News and Opinion from Sisters, Oregon
If you like local history, sooner or later you may take a deep dive. You might end up wondering about the sandy earth at your feet or the age of the jagged peaks in the evening skyline. Maybe you watched too many dinosaur movies over the holidays and started imagining what Sisters was like millions of years ago.
The origin stories of the mountains and landscapes of Sisters fill geology books. They involve plates in the earth and under the sea, subduction zones, millions of years of volcanic eruptions, and huge sheets of glacial ice.
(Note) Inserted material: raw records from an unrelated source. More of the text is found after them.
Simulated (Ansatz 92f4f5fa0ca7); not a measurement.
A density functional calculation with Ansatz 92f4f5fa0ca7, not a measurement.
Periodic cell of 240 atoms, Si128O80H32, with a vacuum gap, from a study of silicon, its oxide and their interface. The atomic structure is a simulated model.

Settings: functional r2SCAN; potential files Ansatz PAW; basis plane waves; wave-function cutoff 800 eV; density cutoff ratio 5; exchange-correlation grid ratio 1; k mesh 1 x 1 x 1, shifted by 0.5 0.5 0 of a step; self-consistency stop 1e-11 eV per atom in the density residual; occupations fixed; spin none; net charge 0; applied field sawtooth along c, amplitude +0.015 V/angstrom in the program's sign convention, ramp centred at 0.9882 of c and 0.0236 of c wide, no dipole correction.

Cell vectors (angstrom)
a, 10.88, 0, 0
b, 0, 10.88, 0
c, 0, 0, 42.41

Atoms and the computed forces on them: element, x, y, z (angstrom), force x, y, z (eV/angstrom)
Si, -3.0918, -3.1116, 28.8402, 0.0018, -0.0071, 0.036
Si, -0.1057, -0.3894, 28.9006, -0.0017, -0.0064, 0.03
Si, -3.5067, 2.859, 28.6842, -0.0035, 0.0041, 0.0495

For a small place, Sisters is rich in volcanoes, counting at least seven strato/composite or shield volcanoes in our skyline along with dozens of large and small cinder cones. We live in the shadow of ancient extinct volcanoes (Mt. Washington, Three Fingered Jack, Mt. Jefferson) and a few volcanos that are still a little alive (South Sister).
It's part of a string of fire mountains along a crack in the earth's core where plates collide and heat and molten rock escape. Called the Cascade Volcanic Arc, a recent U.S. Geologic Survey report counts at least 466 volcanoes, 25 miles north and south of the Three Sisters (https://www.usgs.gov/volcanoes/three-sisters/science/geology-and-history-summary-three-sisters).
Most say the age of dinosaurs was about 230 to 66 million years ago. Back then, Oregon was covered by shallow seas. After it dried out, deep volcanic deposits covered everything, including any dinosaurs. There are fossils in the Metolius Basin on the north end of Green Ridge buried under layers of lava and ash. But instead of an entombed T-Rex, they are the remains of tiny plants called phyto diatoms. These microscopic algae lived in water, and died long ago, leaving their white silica cell walls forming diatomaceous earth.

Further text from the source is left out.